ONLY AN OCTAVE APART – ⭐️⭐️⭐️⭐️⭐️ – Is it cabaret? Is it theatre? Is it a concert? Who cares, it’s divine

Justin Vivian Bond and Anthony Roth Costanzo, photograph by Ellie Kurttz

ONLY AN OCTAVE APART

Justin Vivian Bond and Anthony Roth Costanzo

Co-created and directed by Zack Winokur

Wilton’s Music Hall – until 22 October

https://www.wiltons.org.uk/whatson/753-only-an-octave-apart

That old adage about madness and genius being closely aligned has seldom been better demonstrated, at least in the theatre, than by this beauteous bitchslap of a show, already an acclaimed sell out in New York and, if there’s any justice, about to follow suit here. The atmospheric, slightly seedy grandeur of Wilton’s feels like an appropriate setting for these two wildly contrasting yet surprisingly complementary, and entirely unique, world class talents and their gloriously offbeat mini-extravaganza.

Pitched somewhere between cabaret and recital, but most definitely a piece of true theatre, Only An Octave Apart (the title refers to the fact that Anthony Roth Costanzo is a classical counter tenor while Justin Vivian Bond possesses a resonant deep baritone at home singing everything from torch songs to disco…so they literally do sing an octave apart) is a strange and compelling melange of the screamingly funny and just (exquisitely controlled) screaming. It’s glamorous and outrageous but, such is the mood-shifting brilliance of the performers and Zack Winokur’s deceptively clever staging, the tone can, and does, turn on a dime from dirty-minded camp joy to breath-holding, tear-jerking poignancy. This is audience control of the highest order.

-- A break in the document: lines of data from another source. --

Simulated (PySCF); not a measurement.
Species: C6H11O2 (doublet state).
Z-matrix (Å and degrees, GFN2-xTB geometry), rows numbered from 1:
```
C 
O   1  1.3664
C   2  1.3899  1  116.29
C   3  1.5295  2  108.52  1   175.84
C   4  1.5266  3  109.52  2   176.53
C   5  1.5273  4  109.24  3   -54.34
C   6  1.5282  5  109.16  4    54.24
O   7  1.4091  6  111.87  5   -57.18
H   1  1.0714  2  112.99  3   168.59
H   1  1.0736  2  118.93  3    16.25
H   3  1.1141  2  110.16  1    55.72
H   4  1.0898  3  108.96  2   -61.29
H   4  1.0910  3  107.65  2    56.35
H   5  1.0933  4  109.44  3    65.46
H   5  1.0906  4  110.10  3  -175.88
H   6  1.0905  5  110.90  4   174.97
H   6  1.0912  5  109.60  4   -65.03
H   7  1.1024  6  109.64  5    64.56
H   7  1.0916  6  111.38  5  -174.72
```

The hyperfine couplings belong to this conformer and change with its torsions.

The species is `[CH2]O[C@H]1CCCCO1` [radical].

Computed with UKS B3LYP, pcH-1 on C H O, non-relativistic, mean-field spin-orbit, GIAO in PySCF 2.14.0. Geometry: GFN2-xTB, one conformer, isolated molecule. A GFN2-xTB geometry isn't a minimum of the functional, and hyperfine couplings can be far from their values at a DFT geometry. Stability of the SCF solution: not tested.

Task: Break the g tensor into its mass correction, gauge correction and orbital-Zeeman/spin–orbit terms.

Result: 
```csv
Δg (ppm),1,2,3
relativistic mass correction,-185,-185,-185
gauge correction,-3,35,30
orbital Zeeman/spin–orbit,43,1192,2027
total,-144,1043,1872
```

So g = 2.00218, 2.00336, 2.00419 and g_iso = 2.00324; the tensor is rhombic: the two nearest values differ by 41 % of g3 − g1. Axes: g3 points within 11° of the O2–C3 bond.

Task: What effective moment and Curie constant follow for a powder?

Other than the unlikely but exhilarating pairing of Costanzo’s ravishing, bell-like sound with the smoke and slate of Bond’s vocal tone, it’s the contrast and chemistry between the two stars as talents and humans that fascinates most perhaps. As Bond (who, from a distance and with every passing year, more and more resembles Cybill Shepherd or the much missed Broadway diva Marin Mazzie) gleefully points out, they’re a star of the sometimes rough and ready downtown cabaret circuit while Costanzo has graced the stages of everywhere from the Metropolitan Opera in New York to ENO and Glyndebourne. If Costanzo’s stage persona is irrepressibly good humoured and boyish, albeit capable of real emotional depth when required (astonishingly, he’s 40 but reads on stage as at least a dozen years younger), Bond is, to quote Harvey Fierstein’s Torch Song Trilogy, “mountain beautiful”, a statuesque, louchely glamorous figure with a mega-watt smile, a killer side-eye and zero filter. Costanzo is an adorable Peter Pan, if J M Barrie’s ageless boy had a voice to make angels weep, to Bond’s slightly demented society hostess doling out cocktails while telling cock tales. He’s warm and engaging, they’re magnetic, elegantly naughty and a little dangerous, and together these boutique superstars create some crazy magic.

In between droll, delightful banter, the musical choices are nothing if not eclectic. Costanzo treats us to several pieces from his classical repertoire, including some Schubert, Purcell, Gluck and a breathlessly brilliant (breathless for us that is, not him) version of the Crudel! Perchè finora duet from Mozart’s The Marriage of Figaro in which he fearlessly and successfully takes on soprano and baritone parts. He also joins his co-star in a rip roaring Sylvester disco number and thrilling reinventions of Queen’s Under Pressure and the Bangles’s Walk Like an Egyptian (yes really). Nico Muhly’s terrific arrangements and Daniel Schlosberg’s nine piece band soar throughout.

Bond’s voice, a distinctive fusion of screech and guttural growl, is no less remarkable an instrument than Costanzo’s in it’s own way, emphasising phrasing over tonal loveliness: it’s by no means a beautiful sound but it’s an expressive one that compels you to listen, especially in tandem with it’s owner’s innate charisma. Bond sashays through a weirdly sexy appropriation of Me And My Shadow that bewitches, and delivers a raw, affecting version of Dido’s wistful White Flag that troubles and aches. The programme runs even deeper and more haunting when the stars reinvent the Peter Gabriel-Kate Bush duet Don’t Give Up as a meditative response to the ongoing battle for trans rights, gay rights and basic human decency: it’s tender, profoundly affecting and lifts an already exceptional evening into a rapturous stratosphere.

There’s an authenticity about Bond and Costanzo, both separately and collectively, that goes beyond the glitter, the outlandish almost-matching outfits, the sometimes groan-worthy jokes, the bizarre but inspired musical choices, and Bond’s repeated mantra of “keep it shallow, keep it pretty, keep it moving”… these are two true artists at the very top of their game, and you should do whatever it takes to see them. Fabulous, in the most authentic sense of the word, and, perhaps surprisingly, moving (and not necessarily in the way Mx Bond meant). A must-see.